Second and finally, almost all hydropower systems that use dams and reservoirs create greenhouse gas emissions that make climate change worse. Hydropower dams create GHGs in three principal ways:

  1. Deforestation — across the planet, billions of acres of land have been deforested to make way for dams and reservoirs, including over 6 million acres in one country, Quebec, alone. These forests are often cut and burned in huge waste piles (which emits CO2), and these forests no longer sequester carbon.
  2. Surface Emissions — when organic material that exists in a reservoir, or flows into a reservoir, decomposes under water, it produces methane. Surface emissions are the biggest source of GHGs in dam/reservoir systems.
  3. Downstream Dewatering — when wetlands, mangroves, and riparian areas downstream of a dam are dewatered, they dry up and emit CO2 and methane.
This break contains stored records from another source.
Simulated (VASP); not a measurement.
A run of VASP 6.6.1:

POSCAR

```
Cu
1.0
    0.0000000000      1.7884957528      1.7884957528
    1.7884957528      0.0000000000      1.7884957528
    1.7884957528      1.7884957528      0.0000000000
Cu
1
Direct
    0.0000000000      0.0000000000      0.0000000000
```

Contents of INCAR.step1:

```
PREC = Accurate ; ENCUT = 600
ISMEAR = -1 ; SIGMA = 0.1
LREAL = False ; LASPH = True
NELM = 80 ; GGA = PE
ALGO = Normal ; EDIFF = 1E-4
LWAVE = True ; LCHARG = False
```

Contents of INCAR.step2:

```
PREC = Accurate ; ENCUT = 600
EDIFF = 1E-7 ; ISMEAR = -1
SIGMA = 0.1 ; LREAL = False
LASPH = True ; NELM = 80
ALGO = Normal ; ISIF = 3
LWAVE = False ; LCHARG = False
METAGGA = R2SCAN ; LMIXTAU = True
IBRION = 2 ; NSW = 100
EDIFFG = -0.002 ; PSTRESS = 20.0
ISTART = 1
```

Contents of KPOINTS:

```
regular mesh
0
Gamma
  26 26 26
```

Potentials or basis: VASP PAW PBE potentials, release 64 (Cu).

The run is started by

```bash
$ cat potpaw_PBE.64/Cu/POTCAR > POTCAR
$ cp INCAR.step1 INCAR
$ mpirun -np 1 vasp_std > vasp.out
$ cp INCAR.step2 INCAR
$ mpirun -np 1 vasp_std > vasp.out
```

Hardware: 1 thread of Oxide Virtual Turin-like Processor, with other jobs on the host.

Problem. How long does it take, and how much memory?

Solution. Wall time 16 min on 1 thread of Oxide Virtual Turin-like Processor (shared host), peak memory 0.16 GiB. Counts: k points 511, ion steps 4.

Some dam-and-reservoir hydropower facilities produce as much, or more, greenhouse gases as a coal-fired powerplant generating the same amount of electricity (see this presentation posted here, and this short video posted here). Further, various federal agencies in the U.S. — including the EPA — have studied, and are continuing to study, the full extent of GHG emissions that are produced by dams and reservoirs.

Although there are various types of hydropower schemes — including dam/reservoir, run-of-the-river, pumped storage, and others — they all have negative environmental impacts. Further, although large dams are worse than small dams, a sequence of small dams on a river can be just as environmentally harmful as one large dam. Finally, although so-called “closed loop pumped storage” hydropower projects often do have negligible impacts on rivers, they can have huge negative environmental impacts on landscapes, public/private property, and wildlife habitat.

In conclusion, it may make sense to use wind and solar to create electricity to drive electrolysis to produce “green hydrogen” as an alternative energy source. In fact, one presentation at COP27 was titled, “Pathways to a climate-friendly and fair green hydrogen economy, and provided some promising ideas to achieve those goals. Further, the environmental organization Earthjustice produced an excellent report titled, “Reclaiming Hydrogen for a Renewable Future: Distinguishing Fossil Fuel Industry Spin from Zero-Emission Solutions”, that is worth a read.

However, rivers are “overlooked and undervalued allies in the age of climate crisis”, such that I never see an opportunity for hydropower to produce hydrogen that can ever be called “green”.